/picognizer

JavaScript library for detecting synthesized sounds

Primary LanguageJavaScript

Picognizer

Picognizer is the 100% JavaScript library for detecting synthesized sounds (e.g. sound effects of video games, replayed speech or music, and sound alerts of home appliances). You can run it on your web browser without any server-side systems.

Demo movie

https://www.youtube.com/watch?v=-2MtArZAtfg (Japanese)

https://www.youtube.com/watch?v=CoYJmNdxPNY (English)

Browser example (works best with Firefox on PC/Mac/Android)

Click this: https://qurihara.github.io/picognizer/script.html?cri=48&surl=https://rawgit.com/qurihara/picognizer/gh-pages/scripts/bg_red.js&src=https://rawgit.com/Fulox/FullScreenMario-JSON/master/Sounds/Sounds/mp3/Coin.mp3&frame=0.04&dur=0.01

This example can detect a famous sound effect of getting a coin in Super Mario Brothers. Press "Picognize" button and add permission of using your mic. With "play" button you can play the target sound as an emulation. The browser's background turnes red when the sound is detected. With "fire" button you can check what will happen after detection. Change the slider bar to adjust the threshold.

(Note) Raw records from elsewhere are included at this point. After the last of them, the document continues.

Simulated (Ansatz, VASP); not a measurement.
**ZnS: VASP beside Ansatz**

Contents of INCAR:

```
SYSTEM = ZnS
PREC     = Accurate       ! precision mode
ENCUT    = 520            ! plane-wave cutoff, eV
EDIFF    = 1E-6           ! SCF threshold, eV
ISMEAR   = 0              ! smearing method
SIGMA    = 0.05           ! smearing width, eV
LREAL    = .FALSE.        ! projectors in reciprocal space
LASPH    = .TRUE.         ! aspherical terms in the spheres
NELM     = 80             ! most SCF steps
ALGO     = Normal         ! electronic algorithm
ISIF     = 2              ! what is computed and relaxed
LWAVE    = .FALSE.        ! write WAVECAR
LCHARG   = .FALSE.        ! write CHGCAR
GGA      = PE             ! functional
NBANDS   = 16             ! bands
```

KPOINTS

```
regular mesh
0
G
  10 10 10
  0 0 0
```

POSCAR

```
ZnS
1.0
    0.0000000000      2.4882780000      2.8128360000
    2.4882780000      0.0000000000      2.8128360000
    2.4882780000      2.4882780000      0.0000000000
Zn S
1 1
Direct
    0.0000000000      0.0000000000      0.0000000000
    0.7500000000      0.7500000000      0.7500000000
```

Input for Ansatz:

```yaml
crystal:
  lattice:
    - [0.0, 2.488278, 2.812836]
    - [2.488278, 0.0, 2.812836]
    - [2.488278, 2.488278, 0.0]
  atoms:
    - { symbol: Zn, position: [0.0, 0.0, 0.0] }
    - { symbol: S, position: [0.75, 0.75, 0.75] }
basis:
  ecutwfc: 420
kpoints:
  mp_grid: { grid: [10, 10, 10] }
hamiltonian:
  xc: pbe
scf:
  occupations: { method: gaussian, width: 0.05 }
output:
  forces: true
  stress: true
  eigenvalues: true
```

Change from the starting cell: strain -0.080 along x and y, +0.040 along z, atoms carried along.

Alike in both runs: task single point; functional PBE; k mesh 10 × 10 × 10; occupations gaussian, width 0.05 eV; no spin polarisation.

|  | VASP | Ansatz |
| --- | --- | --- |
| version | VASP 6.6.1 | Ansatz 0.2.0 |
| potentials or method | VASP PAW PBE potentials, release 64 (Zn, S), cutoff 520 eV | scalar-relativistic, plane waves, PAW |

You can execute any JavaScript code on detection. Refer to https://github.com/qurihara/picognizer/blob/gh-pages/scripts/bg_red.js as an example. The setup() funciton is executed only once when the page is loaded. The onfire() function is executed for each detection.

Node.js example with beefy

The current implementation of Picognizer is web-oriented. However you can also introduce Picognizer with Node.js coding style using beefy[https://www.npmjs.com/package/beefy].

npm i beefy browserify debug -g
beefy node_beefy_example.js --live --open

Then a browser opens to run the example. If you don't use Firefox as your default browser, reopen the page with Firefox.

See node_beefy_example.js for checking up the actual coding mannar.

How to code

// for web browser
var Pico = require('picognizer');
// for Node.js/beefy
//var Meyda = require("./lib/meyda.min");
//var Pico = require('./picognizer');

var P = new Pico;

//parameter
option = {
  bufferSize:Math.pow(2, 10), // Feature buffer size (defalt: automatic)
  windowFunc:"hamming", // Window function (default: hamming)
  feature:["mfcc"], // Feature name (default: ["powerSpectrum"])
  mode:"direct",  // Cost calculation algorithms (default: direct)
  inputType:"audio", // Input type (default: mic)
  file:"input_audio_name", // Filename of input audio when you use inputType:"audio"
  framesec:0.1,  // Interval seconds for each feature extraction (default: 0.02)
  duration:1.0, // Interval seconds for each cost calculation (default: 1.0)
  slice:[0,1.0] // Slice time[s] for the target feature, slice[0] is start and slice[1] is end
};
P.init(option); //set parameter

P.oncost('url_for_audiofilename.mp3', function(cost){
  // do something with cost      
});

option

bufferSize

"buffeSize" is the size of the feature to extract. When you use spectral features, it is necessary to a power of two greater than samples in framesec. If bufferSize is undefined, it is automatically calculated according to the framesec.

mode

It is an option to set cost calculation algorithms. The target feature vector and the input feature vector are calculated using dynamic time warping as "dtw" or direct comparison "direct."

inputType

You can select either input data from the microphone as "mic" or the audio file as "audio". If "audio" is defined, it is necessary to specify the audio file with "file."

slice

If the sound source of the target is long, you can cut out the specified seconds and extract feature vectors. The slice [0] represents the start time and slice [1] accounts for the end time. Please describe it all in seconds.

Please see meyda wiki for parameters (bufferSize, windowFunc, feature) on features since meyda is used for feature extraction.